The Lark – Glinka/Balakirev

Playing the piano is a curse in disguise. It’s an endless cycle of unspeakable joy and soul-crushing heartache.

I listen to a beautiful piece, fall in love with it, and make it my life goal to learn how to play it inside and out.

So I attack the daunting music sheets with vigor and fervor, knowing the painful drills and hideously slow tempos will one day blossom into a musical masterpiece.

That day comes, I lift my fingers off the last keys, and I realize with thudding despair that it did not sound as magical as it did before I learned it.

I think that maybe it’s just me, perhaps I didn’t play it well, so I go back and listen to it performed by a professional pianist.

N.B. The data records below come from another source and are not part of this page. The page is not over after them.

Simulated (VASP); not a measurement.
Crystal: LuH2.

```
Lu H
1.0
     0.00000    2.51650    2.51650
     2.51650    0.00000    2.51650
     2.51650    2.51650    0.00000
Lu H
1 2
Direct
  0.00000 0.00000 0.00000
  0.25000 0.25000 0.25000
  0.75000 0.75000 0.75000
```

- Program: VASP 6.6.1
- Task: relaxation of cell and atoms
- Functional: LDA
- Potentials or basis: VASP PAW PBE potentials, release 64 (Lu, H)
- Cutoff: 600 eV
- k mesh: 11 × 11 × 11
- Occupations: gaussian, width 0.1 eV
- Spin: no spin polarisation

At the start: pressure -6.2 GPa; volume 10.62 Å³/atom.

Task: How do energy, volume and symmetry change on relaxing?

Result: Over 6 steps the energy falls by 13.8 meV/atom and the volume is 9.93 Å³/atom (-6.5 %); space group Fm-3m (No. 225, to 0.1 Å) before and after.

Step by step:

But all I can think about are the fingerings, the underlying accompaniment, the rhythm…the familiarity. There’s something about fresh, foreign notes I’ve never heard before that cannot compare to mastering them in my own fingertips.

I still play the pieces, of course. The melodies are still beautiful, though not as enchanting as the first time, so I thirst for a piece that captures my heart…

…and the cycle starts all over again.

But there have been a few exceptions. The Lark (or Жаворонок) by Mikhail Glinka and Mily Balakirev is one of them.

Painting by Sergey Kovalchuk | Top Glinka, Bottom Balakirev

It was originally a song in Glinka’s opera Farewell to St. Petersburg, but was later paraphrased into a solo piano piece by Balakirev, who deeply admired and was directly influenced by Glinka, who was regarded as the fountainhead of Russian classical music.

The genius of these two great composers blends together so perfectly in this piece that I was instantly charmed by the third measure and head over heels in love by the last measure. The freshness, the wistful longing, the thrumming strings of harmony, the trickling notes…they all intertwine into one beautiful orb of musical light that settles gently in my soul, yet remains just out of reach.

The painting that these notes portray in my head is a fresh, clear morning in early autumn. Wings of larks flutter over the rippling blue water of a small lake rimmed with white birch trees, their golden and green leaves rustling in a gentle breeze. The scent of flowers and dew overwhelm me, the soft rays of dawn settle into my skin. I feel like flying, with leaping for joy in this realm of tranquility…

…until the thrums of the last chord dissolve, and I find myself seated on a piano bench in the anticlimactic silence of my house.

This was my experience the first time I heard it, and it remains (perhaps grows even stronger) every time I’ve played it since.

So naturally I brought it to my teacher, and he shook his head. “Definitely not.”

Excuse me?

“This one is too hard for you right now. You need to wait a year or so. Pick something else.”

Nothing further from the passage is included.